Posts by Pepo

1) Message boards : Number crunching : Problems with Minirosetta Version 1.71 (Message 61549)
Posted 2 Jun 2009 by Pepo
Post:
One failed task lb_alnmatrix_threading_alncap__hb_t325__IGNORE_THE_REST_12581_1162_0 without any appatent reason - exit 0, but invalid result.
Maybe a failed computation restart.

Win XP SP3, BOINC 6.6.23.

Peter
2) Message boards : Number crunching : Report long-running models here (Message 57097)
Posted 20 Nov 2008 by Pepo
Post:
...and some rhetorical fighting...

:-)

Peter
3) Message boards : Number crunching : Report long-running models here (Message 57092)
Posted 20 Nov 2008 by Pepo
Post:
I've got notifications for 7 more messages between 19:14 and 21:43 UTC, which are missing here. Was the thread spammed, or a server hiccup happened?

Peter
4) Message boards : Number crunching : What? I thought this had stopped (Team Founder Change) (Message 56921)
Posted 13 Nov 2008 by Pepo
Post:
I modified the foundership change page so that it now just says it's disabled and to contact me if you have a legitimate request. [...] I'll take the requests case by case and decide on what action to take.

Perfect (for the time being), David, thanks.
I believe FluffyChicken will be at least partially satisfied.

Peter
5) Message boards : Number crunching : What? I thought this had stopped (Team Founder Change) (Message 56909)
Posted 13 Nov 2008 by Pepo
Post:
Peter, I checked with BOINC. They said it's up to Rosetta, that the transfer option has been enabled with BOINC.

Of course, Rosetta sends you an email, confirming that you've applied for the position, and stating you need to wait 60 days for the current team founder to respond to their email query.

Then, every time you log in, and look at your team page, it tells you that you've applied for team founder, and on what date you can make that transfer, if the current founder does not respond.

Only after the 60 day wait, only when you click on the "assume founder" button, are you informed that the team founder transfer has been disabled.

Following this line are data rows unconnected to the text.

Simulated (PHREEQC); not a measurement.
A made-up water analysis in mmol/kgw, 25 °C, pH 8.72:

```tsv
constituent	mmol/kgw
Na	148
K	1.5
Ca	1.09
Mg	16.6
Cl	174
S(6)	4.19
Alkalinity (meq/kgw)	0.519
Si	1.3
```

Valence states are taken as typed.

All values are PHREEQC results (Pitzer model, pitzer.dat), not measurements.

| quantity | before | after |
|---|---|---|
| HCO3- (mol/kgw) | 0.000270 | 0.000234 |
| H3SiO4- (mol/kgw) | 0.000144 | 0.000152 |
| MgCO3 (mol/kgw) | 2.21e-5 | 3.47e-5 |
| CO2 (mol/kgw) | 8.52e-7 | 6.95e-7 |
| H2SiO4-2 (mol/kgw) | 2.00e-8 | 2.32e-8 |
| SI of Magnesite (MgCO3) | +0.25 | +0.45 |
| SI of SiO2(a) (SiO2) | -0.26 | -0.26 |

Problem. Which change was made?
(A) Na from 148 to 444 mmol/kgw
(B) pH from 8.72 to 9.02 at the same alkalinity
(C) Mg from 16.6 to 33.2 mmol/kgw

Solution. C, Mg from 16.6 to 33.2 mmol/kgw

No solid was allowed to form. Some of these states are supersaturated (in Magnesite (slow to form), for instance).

You don't have to worry about me slowing down, Peter. ;)

Yes, that's Rosetta's failure to think just of the "bad guys" and not to inform the "legitimate guys" immediately about the whole 60-day process being switched off.

It was a fast responce to the situation, but an incomplete solution.

Peter
6) Message boards : Number crunching : What? I thought this had stopped (Team Founder Change) (Message 56900)
Posted 13 Nov 2008 by Pepo
Post:
Not only that, he would gain access to the email address's our team members have trusted me with. I'm sure some of the lawyers in my team could sort some sort of charges out against you if it did happen, on privacy grounds.
Pissed off and upset with Rosetta@home :(

I hope if you slow down a bit, you could understand this is nothing Rosetta@home-specific. You are fighting against the wrong party.

Peter
7) Message boards : Number crunching : Minirosetta v1.39 bug thread (Message 56834)
Posted 11 Nov 2008 by Pepo
Post:
Please, please, please notify us of new versions in
Rosetta Application Version Release Log.

There's one catch with this. Since some one year ago, older BOINC threads occasionally gets marked as unread, completely, all messages. No idea why. Even if the thread is marked for notifications, no one will come until you'll read the thread :-(

A bit newer forum SW (than Rosetta is using) is overcoming this issue by sending a notification not just for first unread post, but for each newer post.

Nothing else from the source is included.